Georgia prosecutor Fani Willis made her debut arguing before a judge and questioning witnesses in a case surrounding Donald Trump’s sprawling election interference case as she pressed a judge to revoke a bond order for one of the former president’s co-defendants.
Her appearance previewed the arguments, evidence and list of witnesses expected to testify in the upcoming trial, among several criminal cases surrounding the frontrunner for the 2024 Republican nomination for president.
Harrison Floyd, the leader of Black Voices for Trump, has “engaged in a pattern of intimidation” against his co-defendants and witnesses since he was released on bond in August, according to the Fulton County District Attorney’s office.
But following a three-hour hearing on Tuesday, Fulton County Superior Court Judge Scott McAfee declined to send Mr Floyd back to jail and directed the parties to draft an order that reels in his public statements.
Mr Floyd made “technical violations” of his bond agreement, but “not every violation compels revocation,” according to the judge.
Mr Floyd has repeatedly posted about several figures in the case on X, formerly Twitter, despite the terms of his release prohibiting him from communication with witnesses or co-defendants “directly or indirectly”.
“What we are really here to decide today is does this order mean something or not,” Ms Willis said in fierce closing arguments on Tuesday.
Mr Floyd “spit on the court” and “refused to oblige by three of the seven conditions of this bond order,” she said.
When it comes to statements against her, “he can say whatever he’d like on any post he’d like about me,” Ms Willis told the judge.
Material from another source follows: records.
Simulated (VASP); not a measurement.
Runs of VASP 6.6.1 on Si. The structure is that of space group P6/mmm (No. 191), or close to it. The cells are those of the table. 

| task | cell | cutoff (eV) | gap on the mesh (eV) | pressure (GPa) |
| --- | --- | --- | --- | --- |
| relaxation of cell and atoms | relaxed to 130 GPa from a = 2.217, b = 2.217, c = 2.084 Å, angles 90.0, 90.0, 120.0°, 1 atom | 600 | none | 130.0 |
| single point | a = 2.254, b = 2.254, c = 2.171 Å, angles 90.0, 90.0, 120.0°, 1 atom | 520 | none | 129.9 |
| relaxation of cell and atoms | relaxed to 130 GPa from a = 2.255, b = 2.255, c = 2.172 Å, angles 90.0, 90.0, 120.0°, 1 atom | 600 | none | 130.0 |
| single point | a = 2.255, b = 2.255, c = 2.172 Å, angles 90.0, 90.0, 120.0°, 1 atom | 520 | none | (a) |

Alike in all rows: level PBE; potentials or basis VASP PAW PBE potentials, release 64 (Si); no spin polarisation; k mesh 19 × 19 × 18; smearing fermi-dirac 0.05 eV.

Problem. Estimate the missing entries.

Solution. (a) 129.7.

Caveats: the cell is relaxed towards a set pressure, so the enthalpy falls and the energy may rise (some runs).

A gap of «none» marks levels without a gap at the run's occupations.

“I’m threatened everyday anyway,” she added. “I’m a public official, voters elected me, and I’ve put myself in that position. That does not give him the right to contact co-defendants or intimidate other witnesses. And quite frankly, it’s really in the defendant’s interest to shut his mouth about this case because it can and will be used against him.”
The initial bond order did not limit “general criticism of the state’s case,” but “obviously that criticism can’t evolve into witness intimidation,” Judge McAfee said.
Mr Floyd was “boldly willing to explore where that line” exists, he added.
The initial order was “not specific enough to account for the nuances of social media” and would need to “specifically prohibit comments about witnesses.” according to the judge.
“I think the public safety interest … indicates that his actions have consequences,” he said.
Ms Willis introduced three witnesses to discuss Mr Floyd’s posts, including Michael Hill, one of her chief investigators, as well as Gabriel Sterling, a chief deputy with Georgia’s Secretary of State office who famously called out Mr Trump and his allies for amplifying an ongoing false narrative that the 2020 election was fraudulent, which fuelled threats against his office and family.
Von DuBose, an attorney for Ruby Freeman, an election worker subject to a wave of threats and harassment that forced her to leave her home, also testified on Tuesday.
Mr Floyd, like his co-defendants, was charged under the state’s anti-racketeering statute for allegedly joining a criminal enterprise to reverse Mr Trump’s loss in the state in the 2020 presidential election.
He also is charged with conspiracy to commit solicitation of false statements and writings and influencing witnesses for his participation in an alleged plot to pressure Ms Freeman to make false statements, which were amplified by Mr Trump and his allies as part of an alleged smear campaign.
As Ms Willis presented the long list of posts to Mr Hill while he was on the witness stand, he read them into the court record – “poop” emojis, included.
“Do you enjoy being called a piece of fecal matter?” Ms Willis asked Mr Sterling.
“No ma’am,” he said.
Asked by Mr Floyd’s attorneys whether he feels intimidated by the posts, Mr Sterling said it is “par for the course when you’re a public official.”
During the hearing on Tuesday, prosecutors confirmed that Ms Freeman, Ms Moss and Mr Sterling are state witnesses in the case – along with Jenna Ellis, among three former Trump-linked attorneys who reached plea agreements with prosecutors.
Ms Ellis said she believed Mr Floyd’s posts were meant to intimidate her, according to a message she wrote to Mr Hill.
“I believe it was meant to both intimidate and harass me and also encourage others to harass me, which others have done in the comments, and separate posts,” Mr Hill said, reading the message from Ms Ellis.
John Morrison, an attorney for Mr Floyd, argued that “there’s no need” for Mr Floyd to return to state custody, and that prosecutors “could’ve addressed the issue” by calling the defence with their concerns instead. Moments later, he defended Mr Floyd’s statements as “political speech” that “the state is trying to silence”.
Mr Morrison also argued that Mr Floyd’s comments don’t encompass the kind of communication prohibited in the bond order because he didn’t directly message his subjects with derogatory statements about them.
But “none of these posts amount to a threat or intimidation,” according to Mr Floyd’s attorney Chris Kachouroff.
Mr Floyd was the only defendant who spent any time in jail after he surrendered in August. He was released days later with a bond set at $100,000, with $40,000 on the racketeering charge and $30,000 each on other charges.